Instrumentation: SATB plus clarinet, trumpet, cello, and piano (or piano only)
Text by: Edith Nesbit
Availability: Downloadable PDFs of full score, choir/piano score, and instrumental parts. Please purchase the number of copies necessary for your chorus.
Commissioned by the Astoria Choir
A Curious Incident with the Queen is based Edith Nesbit’s The Story of the Amulet. Written in 1906, the novel concludes a trilogy chronicling the fantastical adventures of four siblings while their parents are abroad. In this book, the children find one half of a two-part amulet that promises to give them their greatest desire—the safe return of their parents—and they undertake a quest to find the second half. The amulet has the power to transport people through time, so the children travel to times and places where the second half of the amulet might be found. In the company of a wish-granting creature called the Psammead, the siblings visit a utopian future as well as past civilizations including Egypt, Atlantis, and Babylon. While in Babylon, one of the children reveals to its Queen that the Psammead grants wishes. She wishes to see the children’s country and is transported to London circa 1900, where the children show her the city.
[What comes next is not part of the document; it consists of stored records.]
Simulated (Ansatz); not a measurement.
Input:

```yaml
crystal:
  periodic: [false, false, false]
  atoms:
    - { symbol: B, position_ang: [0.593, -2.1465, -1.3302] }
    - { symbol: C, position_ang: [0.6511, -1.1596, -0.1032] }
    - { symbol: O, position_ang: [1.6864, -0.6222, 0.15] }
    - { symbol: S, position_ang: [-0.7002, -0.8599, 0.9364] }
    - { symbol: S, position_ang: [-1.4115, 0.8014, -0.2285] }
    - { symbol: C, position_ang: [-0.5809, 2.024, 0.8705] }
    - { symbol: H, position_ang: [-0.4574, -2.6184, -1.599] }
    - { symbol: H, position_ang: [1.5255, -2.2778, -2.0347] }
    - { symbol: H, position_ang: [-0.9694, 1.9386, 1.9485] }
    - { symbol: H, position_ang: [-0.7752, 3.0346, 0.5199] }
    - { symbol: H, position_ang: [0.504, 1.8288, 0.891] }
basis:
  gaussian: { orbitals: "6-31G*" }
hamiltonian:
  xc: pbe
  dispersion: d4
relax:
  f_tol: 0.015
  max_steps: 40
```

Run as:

This composition dramatizes a small scene from that tour, where the Queen sees the poor people of the city and mistakes them for slaves. The children naively respond that they are not slaves because they have “votes.” The interaction, while brief and of no particular consequence in the plot of the story, struck me as particularly relevant to contemporary circumstances.
I selected the text shortly after the American presidential election, seeing in Nesbit’s words an expression of both the disparity between the highest and lowest echelons of our economy and also the feeling of political powerlessness many people felt as a result of the election. To me, what seems like a fanciful, even humorous scene in fact brings up a number of serious issues. It calls to attention the question of how or even whether a society that condones economic oppression is any better than one that practices slavery. It also asks us to consider what it means to have a voice in government if it does not seem to make a difference in one’s quality of life. These profound undercurrents are what stayed with me after reading Nesbit’s story, and I hope that her words will make a similarly lasting impression on audiences hearing this piece.